I am installing a 100 lb farm sink. The specs suggest supporting it for 300 lbs. I have...lengths of 12 gauge strut channel or .5 or .75 galvanized pipe.

Pipe is subject to buckling if used in compression, so a 2x4 would be better. The
prospect of rotation at joints means that pipe is rarely useful, and only with crossbracing
(like the turnbuckles on an old screen door). Nails and construction glue
will make a good ell in wood, but strut or pipe will require a gusset plate (or welding) to do
the same. I'd use wood.

On Sat, 08 Apr 2017 11:02:20 -0700, christine wrote:

I am installing a 100 lb farm sink. The specs suggest supporting it for 300 lbs. I have a span of 30 inches in a cabinet. I would like to use either several lengths of 12 gauge strut channel or .5 or .75 galvanized pipe. I will have both the ends of either of these sunk into 1 inch thick wood. The load will be over the entire length of the steel and not be moving. They will act as a shelf for the sink. I keep thinking the the strength of the pipe would be greater for a smaller size considering that an arc is quite good at supporting a load. Can any one suggest what would be the best choice and how many lengths that they think i should use. Oh, the sink is 29.75 x 17.875 and 10 inches tall.

Presumably you mean that several pieces of channel or pipe would
run across under the sink, from one cabinet side wall to the other.
Some beam deflection calculators are available online.

For example, putting length 30, diameter 1.05, wall thickness 0.113,
and force 75# (assuming 4 beams each carrying 1/4 of 300#) into the
"Calculate Deflection for Round Tube Beams" calculator at the bottom
of http://www.engineering.com/calculators/beams.htm shows deflection
of about 0.61" which might be unsafe as unequal loading could lead to
a cascade of failures.

That calculator probably assumes a point load at the center of the beam.
But supporting a sink, it seems like much of the load would be out near the
ends of the beam, putting much of the load into shear instead of bending.
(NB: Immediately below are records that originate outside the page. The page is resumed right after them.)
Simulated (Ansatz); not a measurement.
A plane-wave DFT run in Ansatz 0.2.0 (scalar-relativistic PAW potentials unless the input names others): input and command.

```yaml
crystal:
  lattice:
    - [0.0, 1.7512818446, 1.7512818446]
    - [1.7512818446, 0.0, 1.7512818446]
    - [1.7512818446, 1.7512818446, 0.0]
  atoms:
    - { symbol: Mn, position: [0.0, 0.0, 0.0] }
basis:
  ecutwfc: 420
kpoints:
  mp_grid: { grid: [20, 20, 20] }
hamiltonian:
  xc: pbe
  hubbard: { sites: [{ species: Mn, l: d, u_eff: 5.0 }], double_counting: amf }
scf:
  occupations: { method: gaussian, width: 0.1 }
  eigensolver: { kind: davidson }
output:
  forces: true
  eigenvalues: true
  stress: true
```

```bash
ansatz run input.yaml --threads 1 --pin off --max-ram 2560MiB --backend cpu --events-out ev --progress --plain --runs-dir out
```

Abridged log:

For the atc-mechanical.com calculator (also available as a phone app) at
http://www.atc-mechanical.com/calculators/tube-size-using-structural-properties/
you can specify a length of 30, "Select Tube based on Simple Beam LOAD,
but limit deflection to Length/360", etc., and get a list of the loads
that common sizes of tubes and rectangles can carry. This calculator may
also assume a point load at the center of the beam.

--
jiw

"James Waldby" wrote in message
news
Could you double-check my use of on-line calculators to determine the
column buckling load of a pinned-end chain link fence post 1.90" OD,
1.77" ID (16 gauge) and 96" long as 4900 lbs?

I entered E=29,000,000. One end is pinned and loaded more or less
equally on both sides, the other is effectively a ball and socket on
the centerline.

I've been using 2-3/8" posts for a lifting tripod with a 3/4 ton chain
hoist, after proof-testing the tripod to (much more) by pulling a
stump with a larger hoist. The calculator I (mis?)used gave their
buckling load at around 8000 lbs.

The 2-3/8" post tripod requires one trip through the woods for it and
another with the rest of the gear. Someone gave me three leftover
1.90" posts which I can carry with one arm, but I'm not yet
comfortable with their safety factor, assuming one leg supports most
of the load as when moving boulders sideways.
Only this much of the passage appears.